Managing soil organic carbon on Western Australian farms

Page last updated: Wednesday, 15 September 2021 - 11:54am

Please note: This content may be out of date and is currently under review.

Organic carbon has declined in most Western Australian agricultural soils, as a result of land clearing and agricultural practices. Increasing biomass production and retaining crop and pasture residues has the potential to slowly increase soil organic carbon.

This page provides management options for increasing long-term soil organic carbon levels in agricultural soils.

Management to increase biomass production can increase soil organic carbon (SOC) where carbon inputs are greater than losses.

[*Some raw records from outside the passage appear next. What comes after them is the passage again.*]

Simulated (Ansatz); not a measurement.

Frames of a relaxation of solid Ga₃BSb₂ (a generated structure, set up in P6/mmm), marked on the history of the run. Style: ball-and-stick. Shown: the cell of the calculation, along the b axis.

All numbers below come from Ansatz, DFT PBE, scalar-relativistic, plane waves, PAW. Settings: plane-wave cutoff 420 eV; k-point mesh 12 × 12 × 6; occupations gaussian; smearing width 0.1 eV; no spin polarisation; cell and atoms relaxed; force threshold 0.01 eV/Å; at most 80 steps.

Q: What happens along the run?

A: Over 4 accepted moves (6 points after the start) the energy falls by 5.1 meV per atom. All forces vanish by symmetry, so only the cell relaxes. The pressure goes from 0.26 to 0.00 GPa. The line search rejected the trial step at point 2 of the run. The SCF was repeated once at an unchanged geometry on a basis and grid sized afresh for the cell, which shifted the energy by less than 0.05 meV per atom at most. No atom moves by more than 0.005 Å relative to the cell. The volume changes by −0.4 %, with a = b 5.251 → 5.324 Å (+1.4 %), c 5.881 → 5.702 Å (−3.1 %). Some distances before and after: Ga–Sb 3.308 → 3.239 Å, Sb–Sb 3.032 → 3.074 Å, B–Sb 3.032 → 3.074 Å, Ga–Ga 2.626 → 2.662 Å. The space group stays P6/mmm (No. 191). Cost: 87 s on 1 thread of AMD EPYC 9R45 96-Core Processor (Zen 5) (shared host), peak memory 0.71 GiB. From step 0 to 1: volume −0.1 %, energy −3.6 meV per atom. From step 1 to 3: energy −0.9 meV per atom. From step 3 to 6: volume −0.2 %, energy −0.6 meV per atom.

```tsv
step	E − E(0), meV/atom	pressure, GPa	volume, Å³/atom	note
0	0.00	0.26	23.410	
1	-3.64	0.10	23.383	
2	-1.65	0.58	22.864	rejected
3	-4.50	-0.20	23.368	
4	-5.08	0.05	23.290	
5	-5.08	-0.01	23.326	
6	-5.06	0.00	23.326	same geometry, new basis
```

To increase SOC, practices must increase organic inputs above current levels, and then sustain that level of input.

Organic amendments such as manure and compost can increase SOC levels – but growers should consider the economic cost and look for local evidence of benefits. An ever increasing number of products claim to increase organic matter in soil or provide agronomic benefits. On-farm strip trials are a great way of sorting out what works and what doesn’t in your own circumstance.

Table 1 provides some management options that may improve long-term SOC levels in agricultural soils (Sanderman et al. 2010, Hoyle et al. 2011).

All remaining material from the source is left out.